A tobacco man’s take on Home Depot Fuel

There’s no mistaking that Home Depot Fuel stores sell tobacco products, a marketing consultant who visited the stores told NPN MarketPulse in a recent interview. mp1

“It just jumps out,” said Lou Maiellano, president of TAZ Marketing & Consulting Group, Levittown, Pa. Maiellano, former national tobacco category manager for Sunoco, said that two Home Depot Fuel stores that he visited in the suburbs of Nashville, Tenn., in March “clearly gave tobacco an emphasis. From outside, at night, the cigarette message jumps out clearly, letting you know, for instance, that they sell Marlboro, Copenhagen, Skoal.

“They’ve invested up front,” Maiellano added, in lighted headers and in custom fixtures with light boxes that add merchandising punch to the presentation of the category. “They did a very effective job of using the light boxes to call out the brands that they want to sell,” Maiellano said.

The 16-foot linear set included 12 feet for cigarettes and four feet for other tobacco products, Maiellano estimated. The size allowed for the use of the light boxes without sacrificing too much on space for product, he said.

He termed the pricing “competitive,” with a three-pack marketing program.

“I’m sure they’re going to evaluate the business and make some changes,” Maiellano said, referring to the tobacco presentation, “but it’s only normal that you would do a set and then take a look at it” for possible adjustments.

“They did a great job in honoring the tobacco contracts’ signage guidelines,” Maiellano added. “In so many locations you’re greeted with all these tobacco signs, but they did it in a non-offensive way – no overkill.”

The Home Depot has been running a pilot program of the Fuel stores, which are petroleum/convenience sites located in the parking lots of selected Home Depot stores.

Home Depot has said that the Fuel stores are drawing contractors and other consumers more or less evenly, and that was Maiellano’s observation, too.

“It didn’t seem to me that it mattered that [the store] was on a Home Depot parking lot,” Maiellano said. “There were just a lot of folks, and they were contractors and they weren’t contractors.”

In a presentation to analysts more than a year ago, Frank Blake, then the company’s executive vice president of business development and operations, said that if the concept was deemed a success, the retailer would open 300 Home Depot Fuel stores over five years. Each station would be expected to ring up from $5 million to $7 million in sales annually, Blake said then.

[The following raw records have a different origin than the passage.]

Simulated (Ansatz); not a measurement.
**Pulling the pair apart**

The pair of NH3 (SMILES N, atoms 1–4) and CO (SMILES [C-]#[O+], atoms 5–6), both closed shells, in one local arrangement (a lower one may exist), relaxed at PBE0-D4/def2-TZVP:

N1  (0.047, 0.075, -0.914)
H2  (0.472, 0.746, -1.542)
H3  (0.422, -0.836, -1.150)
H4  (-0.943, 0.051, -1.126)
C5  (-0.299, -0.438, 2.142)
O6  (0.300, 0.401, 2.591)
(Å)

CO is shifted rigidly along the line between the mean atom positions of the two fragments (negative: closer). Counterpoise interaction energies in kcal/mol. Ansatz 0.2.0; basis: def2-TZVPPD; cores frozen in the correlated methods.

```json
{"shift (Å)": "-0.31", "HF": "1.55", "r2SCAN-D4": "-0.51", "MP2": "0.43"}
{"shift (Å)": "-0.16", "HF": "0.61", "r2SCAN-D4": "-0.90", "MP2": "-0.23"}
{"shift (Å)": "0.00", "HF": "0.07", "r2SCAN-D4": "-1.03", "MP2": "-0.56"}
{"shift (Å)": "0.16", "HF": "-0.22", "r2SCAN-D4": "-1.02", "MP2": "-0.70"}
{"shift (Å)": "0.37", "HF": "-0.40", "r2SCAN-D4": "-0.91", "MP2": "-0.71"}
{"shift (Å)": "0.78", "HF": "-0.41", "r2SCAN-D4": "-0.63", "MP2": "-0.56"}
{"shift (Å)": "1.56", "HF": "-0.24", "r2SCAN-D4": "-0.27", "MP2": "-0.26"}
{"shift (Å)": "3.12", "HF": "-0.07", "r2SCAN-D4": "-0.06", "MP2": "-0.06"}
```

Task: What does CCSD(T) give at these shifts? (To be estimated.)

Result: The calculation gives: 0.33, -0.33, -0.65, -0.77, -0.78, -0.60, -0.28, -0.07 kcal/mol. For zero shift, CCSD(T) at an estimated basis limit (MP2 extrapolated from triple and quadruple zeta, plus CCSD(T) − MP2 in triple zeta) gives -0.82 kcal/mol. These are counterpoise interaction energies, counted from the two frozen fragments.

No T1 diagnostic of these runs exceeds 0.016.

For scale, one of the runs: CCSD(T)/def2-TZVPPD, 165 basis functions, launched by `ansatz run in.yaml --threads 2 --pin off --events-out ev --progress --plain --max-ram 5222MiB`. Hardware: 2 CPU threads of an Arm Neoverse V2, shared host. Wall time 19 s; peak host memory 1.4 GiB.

Early this year chairman and CEO Robert Nardelli resigned amid a furor over his compensation. He was replaced in January – by Blake. Although no announcements have been made regarding the future of the Fuel format, Tony Wilbert, a spokesman for Home Depot, said in an interview in March, “We have a new CEO, so now of course these plans are being reviewed. It’ll be up to the new CEO whether he wants to move as aggressively as Nardelli wanted to.”

But that doesn’t mean the project is in limbo, or anything close to it.

“We are moving forward with two more,” Wilbert said. One of those locations is in Greensboro, Ga.; it will be followed by another in Tennessee, according to Wilbert. Once those two open that will bring the total number of Fuel stores to six.